Why Conviction Matters

Four SPC founders share what it takes to build conviction and start a company.

Why Conviction Matters

Victor Hunt is a current SPC member based in New York City. He previously founded and exited Astorian, which connected property managers and contractors for building repairs.


For a founder to have any chance of success, they need conviction.

Conviction is the difference between believing in something and acting on that belief. Between should be and will be.

For me, building conviction to start my first company, Astorian, was more about peeling away hesitation than it was about finding an idea worth betting on. It was clear to me that hiring contractors was broken and no one was addressing the problem. I just wanted to solve my own headache.

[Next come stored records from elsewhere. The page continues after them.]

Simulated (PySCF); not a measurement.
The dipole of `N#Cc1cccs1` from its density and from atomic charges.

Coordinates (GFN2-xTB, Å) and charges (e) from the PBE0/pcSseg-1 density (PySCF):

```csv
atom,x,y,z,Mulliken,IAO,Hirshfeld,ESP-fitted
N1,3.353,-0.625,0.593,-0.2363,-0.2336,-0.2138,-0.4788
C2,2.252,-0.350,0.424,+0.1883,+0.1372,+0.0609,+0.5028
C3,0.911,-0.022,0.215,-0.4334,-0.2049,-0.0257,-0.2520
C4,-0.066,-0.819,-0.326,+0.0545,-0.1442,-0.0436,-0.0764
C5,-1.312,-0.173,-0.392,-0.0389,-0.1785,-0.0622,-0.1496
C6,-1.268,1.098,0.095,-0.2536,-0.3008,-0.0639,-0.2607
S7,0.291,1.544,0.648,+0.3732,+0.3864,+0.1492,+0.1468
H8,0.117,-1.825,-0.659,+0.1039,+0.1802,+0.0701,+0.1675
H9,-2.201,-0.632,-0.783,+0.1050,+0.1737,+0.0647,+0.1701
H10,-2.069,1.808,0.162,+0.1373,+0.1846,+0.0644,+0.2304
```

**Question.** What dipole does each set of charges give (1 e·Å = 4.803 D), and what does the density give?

My father was a professional sports bettor and he used to tell me, “it’s not a bet until the chips are down.” It was tempting to build Astorian as a side project with job offers from Blackstone and Google on the table. But no great business was built only working the weekends. So against a backdrop of fear and judgment from friends and family, I went all in.

SPC is a community built around finding what it takes to go all in. With founding my second company in mind, I’m no longer building conviction against a tide of pessimism but riding a wave of rational optimism. That optimism is fueled by the community. Everyone is embracing the uncertainty of the -1 to 0 phase and supporting each other along the way. Equally motivating is the guidance from SPC founders further along their journey like Joe, Laila, and Grey. We recently hosted a panel discussion with these founders at SPC-NYC on how they built conviction to start their companies.

Hearing the stories of other founders underscores an important point: conviction-building looks different for different people. We founders tend to create our own heuristics for when to stop exploring and take action. For Joe, Titan came from an emotional need to solve wealth creation for his friends. Fascinated by the history of money, Joe understood that building wealth required a certain kind of access and infrastructure unavailable to most people.

It was easy for Joe to care deeply about this problem, but for Titan to be a bet worth taking it had to offer a non-consensus answer to the problem of wealth creation. Only a non-consensus bet made the outcome worth the cost. This made long odds and pushback a positive signal and a source of conviction. Joe and his co-founders had the courage early on to ignore what the available data suggested was an impossible task. As Joe said, “if I listened to all the startup blogs I read, I wouldn’t be here today.”

Sometimes you just have to build for yourself. That’s exactly what Laila did when she decided to start Winter to make buying NFTs a delightful experience. Like many SPC members, Laila didn’t start out knowing what she would build. As a photographer with friends in both art and tech, Laila had heard of NFTs and wanted her own. Her excitement shifted to frustration after realizing how difficult purchasing an NFT was.

She wasn’t alone. Laila’s friends also had painful experiences buying NFTs. Having spent years building an excellent user experience at Stripe, Laila had the confidence she needed to solve this problem.

Laila developed her conviction by pursuing an idea she was intrinsically motivated to solve. While it’s possible to have conviction in something without intrinsic interest, without it you’re less likely to succeed. Intrinsically motivated founders stick around when times get hard. They keep building because they want the solution.

Grey and his co-founder took a different approach on the path to their company Starlight. At first, it was easy to feel strongly about some ideas and dig into solutions before validating the problem that needed solving. Building solution-first, Grey realized, was like building a house of cards. It fed their ego but didn’t build conviction. After joining the SPC Founder Fellowship, Grey realized he needed to stop selling and start listening.

In pushing ahead with experiments grounded in listening, Grey and his co-founder discovered a broadly-shared problem: managing crypto at a company level. They struggled with it in web3 experiments and the companies they talked to regularly shared their frustration. Each echo of the problem was a potential customer asking for a solution. The frequency and consistency of the complaint built Grey’s conviction: this was a problem people wanted solved, and he could solve it. Starlight was born.

As these examples show, there is no one way to build conviction. The process for one founder might look very different than it does for another. Each introduces its own risks and blindspots. But the outcome is strictly necessary for any startup to succeed. Without conviction, you will fail.

Building a company is painful. Astorian taught me that what makes it worthwhile is the incremental realization of a strongly desired idea. It’s turning intention into reality. It is creation itself. Some days feel like the end of the world and others feel like a beautiful dream. Conviction is what keeps you going regardless. Now, as I build conviction all over again, I’m energized every day by a community of people doing the same.